Emergence: what is it, and is it actually a single thing, or very different things we place under a single rubric because we don't know what else to do with them?
Emergence occurs when two or more very different ingredients or causes combine to form a third thing that has little or nothing in common with its components. Obviously it happens all the time in chemistry: neither sodium nor chloride alone taste like salt, nor do hydrogen or oxygen look or behave like water, and the sum of these four parts doesn't add up to the salt sea, let alone the mystery and majesty of the ocean.
Another way of conveying the idea is to say that the whole is greater than the sum of the parts: the combination of Lennon and McCartney is much greater than the banality of either one alone. More generally, if one plus one didn't often add up to three, we would't be here. Nor would God, but that going into that subject would take us far afield.
Another question is, what is the ontological status of the emergent system or thing or property? Does it have a real reality of its own, or is it just an epiphenomenon safely reducible without remainder to its component parts?

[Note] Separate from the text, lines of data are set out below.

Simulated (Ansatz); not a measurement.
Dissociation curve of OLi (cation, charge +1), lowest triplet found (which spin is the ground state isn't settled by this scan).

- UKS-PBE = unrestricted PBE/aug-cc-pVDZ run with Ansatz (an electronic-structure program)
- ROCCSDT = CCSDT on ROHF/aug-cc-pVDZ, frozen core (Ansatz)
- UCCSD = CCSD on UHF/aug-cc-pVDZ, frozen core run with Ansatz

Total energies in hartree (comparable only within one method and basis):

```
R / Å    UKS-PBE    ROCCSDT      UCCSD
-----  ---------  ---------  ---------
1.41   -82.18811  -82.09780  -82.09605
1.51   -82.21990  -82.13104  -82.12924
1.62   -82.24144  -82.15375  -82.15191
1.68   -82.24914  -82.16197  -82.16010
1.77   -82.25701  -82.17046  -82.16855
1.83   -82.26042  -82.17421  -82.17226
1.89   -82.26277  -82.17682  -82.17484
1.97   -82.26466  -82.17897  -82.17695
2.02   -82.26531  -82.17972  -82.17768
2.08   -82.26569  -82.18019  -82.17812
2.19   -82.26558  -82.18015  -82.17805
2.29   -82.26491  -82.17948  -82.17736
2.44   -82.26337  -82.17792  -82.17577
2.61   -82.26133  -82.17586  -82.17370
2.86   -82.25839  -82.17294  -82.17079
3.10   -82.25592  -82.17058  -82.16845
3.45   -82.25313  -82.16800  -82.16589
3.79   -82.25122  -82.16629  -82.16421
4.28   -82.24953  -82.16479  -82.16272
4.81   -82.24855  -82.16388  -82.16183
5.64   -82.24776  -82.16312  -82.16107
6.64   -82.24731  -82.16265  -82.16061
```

Our sensibility recoils at the notion that a human being is worth his weight in water and chemicals -- which, factoring in inflation, comes to about $17.18. Looked at this way, a fat person is intrinsically more valuable than a fit one, and children are a complete ripoff.
I suppose it all begins with the general question of whether our cosmos is more like a smooth ramp or a discontinuous ladder. Our official scientistic paradigm maintains that nature makes no leaps but is always a gradual process. This despite the fact that leaps nonetheless occur.
As alluded to in the previous post, I have no problem acknowledging the leaps because I am not wedded to an ideology that forbids them because it implies You Know Who. Since I am on excellent terms with YKW, I say, the more leaps the merrier.
The Flatlander will counter that these aren't leaps, they're temporary Gaps, and that You Know Who is just a name for our present ignorance of an exact explanation that will eventually eliminate them.
For example, we used to think there was a chasm between man and ape, but Darwin revealed the actual mechanics of the ramp. Thus, there is no ontological distinction between man and his subhuman ancestors.
Of course, we disagree with that simplistic assessment, since the differences are literally infinite. I say literally because there is an infinite gap between the qualities of spirit and of matter. The former is immaterial, simple (composed of no parts), and open to further transcendent realities that in principle are not reducible to matter, e.g., truth, beauty, creativity, unity, etc.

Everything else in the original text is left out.